Lack of data validation - Non Sanitized Variables
Need
Implementation of proper data validation and sanitization mechanisms
Context
- Usage of Go 1.16 for developing scalable and efficient applications
- Usage of gin-gonic/gin for building web applications in Go
- Usage of os/exec for executing external commands in the operating system
Description
Non compliant code
package main
import (
"os/exec"
"github.com/gin-gonic/gin"
)
func main() {
r := gin.Default()
r.GET("/cmd/:command", func(c *gin.Context) {
command := c.Param("command")
cmd := exec.Command(command)
output, err := cmd.Output()
if err != nil {
c.JSON(500, gin.H{
"message": err.Error(),
})
return
}
c.JSON(200, gin.H{
"message": string(output),
})
})
r.Run()
}
The above Go code is a simple web server that uses the Gin framework. In the main function, it sets up a GET route handler for "/cmd/:command". The handler function takes a command as a parameter from the URL, executes it using os/exec package's Command function, and sends the output back as a response.

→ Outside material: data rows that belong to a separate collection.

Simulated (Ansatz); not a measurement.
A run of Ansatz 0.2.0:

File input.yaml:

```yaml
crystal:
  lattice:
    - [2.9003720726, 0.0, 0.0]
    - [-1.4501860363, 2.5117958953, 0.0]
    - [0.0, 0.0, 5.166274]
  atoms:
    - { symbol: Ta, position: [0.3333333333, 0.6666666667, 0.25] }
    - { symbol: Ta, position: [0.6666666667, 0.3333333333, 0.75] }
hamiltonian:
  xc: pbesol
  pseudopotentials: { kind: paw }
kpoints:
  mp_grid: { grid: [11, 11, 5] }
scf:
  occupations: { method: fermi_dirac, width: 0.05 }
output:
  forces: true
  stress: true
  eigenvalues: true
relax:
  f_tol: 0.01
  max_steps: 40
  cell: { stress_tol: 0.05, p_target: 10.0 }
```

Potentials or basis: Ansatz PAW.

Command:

This code is vulnerable because it directly uses the command from the URL to construct a system command without any validation or sanitization. This means an attacker could manipulate the input to execute arbitrary commands on the system where the server is running. This is a classic example of a command injection vulnerability.
For instance, if an attacker sends a GET request to /cmd/;rm -rf /, it would delete all files in the system's root directory.
This vulnerability could lead to serious consequences, including data loss, system damage, or unauthorized access. Therefore, it is crucial to validate and sanitize all inputs that are used to construct system commands.
Steps
- Implement input validation to ensure that the 'command' parameter only contains allowed characters.
- Use a whitelist approach to validate the 'command' parameter, allowing only specific commands or characters.
- Sanitize the 'command' parameter by removing any special characters or escape sequences.
- Implement proper error handling to handle any potential errors during command execution.
- Consider using a secure alternative to executing system commands, such as using a library or framework function specifically designed for command execution.
- Regularly update and patch the dependencies used in the application to ensure any security vulnerabilities are addressed.
Compliant code
package main
import (
"os/exec"
"github.com/gin-gonic/gin"
"regexp"
)
func main() {
r := gin.Default()
r.GET("/cmd/:command", func(c *gin.Context) {
command := c.Param("command")
// Validate the 'command' parameter using a whitelist approach
matched, err := regexp.MatchString(`^[a-zA-Z0-9\\s]*$`, command)
if err != nil || !matched {
c.JSON(400, gin.H{
"message": "Invalid command",
})
return
}
cmd := exec.Command(command)
output, err := cmd.Output()
if err != nil {
c.JSON(500, gin.H{
"message": err.Error(),
})
return
}
c.JSON(200, gin.H{
"message": string(output),
})
})
r.Run()
}
The updated code includes input validation for the 'command' parameter. This is done using a whitelist approach, where only specific characters are allowed in the command. The allowed characters are alphanumeric characters and spaces. This is achieved using a regular expression (^[a-zA-Z0-9\\s]*$), which matches any string that only contains these characters.
If the 'command' parameter contains any other characters, the server responds with a 400 status code and an "Invalid command" message. This prevents the execution of potentially harmful system commands.
The code also includes proper error handling. If there is an error during the execution of the command, the server responds with a 500 status code and the error message.
This approach significantly reduces the risk of command injection attacks. However, it is still recommended to use a secure alternative to executing system commands whenever possible. Regularly updating and patching the dependencies used in the application can also help ensure any security vulnerabilities are addressed.